Normally, it take several years to write off, or “depreciate” the cost of property such as equipment that your business has placed in service during the year. But business owners have a secret weapon at their disposal. By making a special tax return election, authorized by Section 179 of the tax code, you can frequently deduct all or most of the cost of qualified property that you acquire during the year.

Yet there are certain restrictions on the Section 179 deduction a business operation may claim. Significantly, you must contend with an annual limit on the maximum deduction amount. What’s more, this maximum write-off will be reduced by more than $100,000 in 2013 if Congress doesn’t amend the law before next year.

A quick review: Any business—including corporations, partnerships, and self-employed operations—can choose to currently deduct the cost of qualified business property placed in service during the year. For this purpose, “qualified business property” includes most types of tangible personal property. (Special rules apply to vehicles.) The property may be either new or used.

Prior to 2008, the maximum Section 179 deduction was gradually increased from $25,000 to $125,000. But then legislation doubled the maximum allowance to $250,000 and then again to $500,000, in addition to authorizing “bonus depreciation” deductions for qualified business property. A business could sometimes claim both the Section 179 deduction and bonus depreciation deductions for the same assets. 

Subsequently, the maximum $250,000 Section 179 deduction was extended, but then halved to $125,000 (inflation-indexed to $139,0000 for 2012.) Warning: After 2012, this maximum amount is scheduled to plummet all the way to $25,000! That will give many business owners plenty of tax incentive to place assets in service to benefit from the higher current write-off.

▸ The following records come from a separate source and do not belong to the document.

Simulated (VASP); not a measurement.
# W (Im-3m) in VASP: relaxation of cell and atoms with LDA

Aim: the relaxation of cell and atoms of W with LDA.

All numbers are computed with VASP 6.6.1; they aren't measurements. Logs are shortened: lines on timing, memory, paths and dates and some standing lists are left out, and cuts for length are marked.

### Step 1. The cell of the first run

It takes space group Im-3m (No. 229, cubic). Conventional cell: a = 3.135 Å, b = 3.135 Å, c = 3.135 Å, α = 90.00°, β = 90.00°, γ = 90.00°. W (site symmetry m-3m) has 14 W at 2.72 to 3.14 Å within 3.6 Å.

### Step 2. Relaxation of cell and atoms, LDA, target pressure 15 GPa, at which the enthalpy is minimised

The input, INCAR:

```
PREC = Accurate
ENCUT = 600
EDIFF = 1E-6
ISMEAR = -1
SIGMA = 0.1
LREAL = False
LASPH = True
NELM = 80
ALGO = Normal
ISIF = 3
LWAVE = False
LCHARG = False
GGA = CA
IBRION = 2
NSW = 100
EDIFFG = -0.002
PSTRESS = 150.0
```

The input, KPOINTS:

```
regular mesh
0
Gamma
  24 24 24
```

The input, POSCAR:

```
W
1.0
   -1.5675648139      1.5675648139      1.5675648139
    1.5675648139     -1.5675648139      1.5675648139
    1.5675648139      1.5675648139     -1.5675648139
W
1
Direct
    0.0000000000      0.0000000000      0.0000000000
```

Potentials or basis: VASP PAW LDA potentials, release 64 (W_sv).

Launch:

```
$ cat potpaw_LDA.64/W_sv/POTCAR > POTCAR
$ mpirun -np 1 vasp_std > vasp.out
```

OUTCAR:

Be mindful that there are two other important considerations: 

1. Annual income limit. The Section 179 deduction can’t exceed the net taxable income from your business activities. For example, if you own a small business producing $100,000 a year in net taxable income and you acquire $125,000 of qualified business property this year, your Section 179 deduction for 2012 is limited to $100,000. If you operate several businesses, the limit applies to the net taxable income from all of your business activities—not just one particular business.

2. Annual dollar threshold. If the total cost of property placed in service during the year exceeds an annual threshold, the maximum Section 179 deduction is reduced on a dollar-for-dollar basis. This dollar threshold has been adjusted by legislation along with the maximum Section 179 allowance. Currently, the reduction begins if the cost of qualified business property exceeds $500,000 (inflation-indexed to $560,0000 for 2012.) In other words, if you place $600,000 of assets in service in 2012, the maximum Section 179 deduction is reduced by $40,000 from $139,000 to $99,000.

Generally, the optimal strategy for 2012 will be to pile on more equipment purchases to take advantage of the six-figure deduction. But that’s not always the best idea. For instance, if you expect 2012 to be a low-income year for various reasons and you anticipate that your tax liability will be much higher in 2013, you might either bypass the Section 179 deduction this year or postpone the acquisition of qualified business property to next year when the Section 179 deduction will be more valuable to you. 

Finally, note that the Section 179 deduction can still be combined with 50% bonus depreciation deduction for 2012. Unlike the Section 179 deduction, bonus depreciation is available only for new, not used, property that otherwise qualifies under the law. If any amount remains after the Section 179 deduction and the bonus depreciation deduction are claimed, it can be written off under the regular depreciation rules. Bonus depreciation is scheduled to vanish after this year. 

The practical approach now is to sit down with your tax advisor to assess your current situation. Then you can develop a plan for 2012 based on your personal circumstances. Because of the potential impact of the national election—not to mention an unpredictable Congress—you might want to wait until December before you take any action.